Feeling better about yourself, this is the highest objective of a civilisation with time on its hands. A sort of jaded reply to the naive 60s counterculture catchphrase "If it feels good, do it." The grown-up version reads: "If it felt good but now you feel bad about doing it, do this." That applies as much to guilt and shame as it does to bad skin and obesity. Indeed to the modern psyche, such feelings are not really distinguishable.

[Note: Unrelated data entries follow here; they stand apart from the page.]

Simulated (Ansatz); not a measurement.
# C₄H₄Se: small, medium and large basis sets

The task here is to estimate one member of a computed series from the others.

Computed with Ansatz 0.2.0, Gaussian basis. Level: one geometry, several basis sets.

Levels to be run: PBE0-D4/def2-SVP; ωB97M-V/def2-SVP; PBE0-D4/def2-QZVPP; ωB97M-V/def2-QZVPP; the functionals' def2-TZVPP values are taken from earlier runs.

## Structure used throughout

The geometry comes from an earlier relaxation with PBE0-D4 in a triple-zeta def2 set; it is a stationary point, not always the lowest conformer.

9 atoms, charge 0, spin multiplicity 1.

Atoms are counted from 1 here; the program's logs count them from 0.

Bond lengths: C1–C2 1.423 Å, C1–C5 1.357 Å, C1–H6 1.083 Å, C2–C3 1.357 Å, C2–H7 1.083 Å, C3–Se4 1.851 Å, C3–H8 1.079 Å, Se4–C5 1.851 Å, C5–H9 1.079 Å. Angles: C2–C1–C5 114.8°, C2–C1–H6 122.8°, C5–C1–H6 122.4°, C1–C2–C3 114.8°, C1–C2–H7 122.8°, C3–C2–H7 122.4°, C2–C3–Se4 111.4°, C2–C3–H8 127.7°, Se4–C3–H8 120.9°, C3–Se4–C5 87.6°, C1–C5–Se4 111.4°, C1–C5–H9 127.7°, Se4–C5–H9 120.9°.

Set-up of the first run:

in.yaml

Not that I'm saying this is necessarily a bad thing - not at least in comparison to more traditional forms of religious expression. Looking around the bar here, I notice an English guy speaking loudly and openly about the advantages of belonging to the Masons, and a local boy in a Glasgow Celtic jersey. Are they aware that in theory this makes them sworn enemies? I don't think they're even aware of each other's presence. I am sitting here strongly disagreeing with both of them - I think for an Irish person to support Celtic is just plain sectarianism, and I that the Masons should be an illegal organisation - but I'm very happy that, as individuals, they don't appear to give a damn. This is good. Apart from a few flashpoints, and of course when the clubs have just shut, we now live in a civilisation where such differences of religious opinion do not lead to personal conflict and violence.

To nuclear war possibly, yes. But there's nothing personal about that.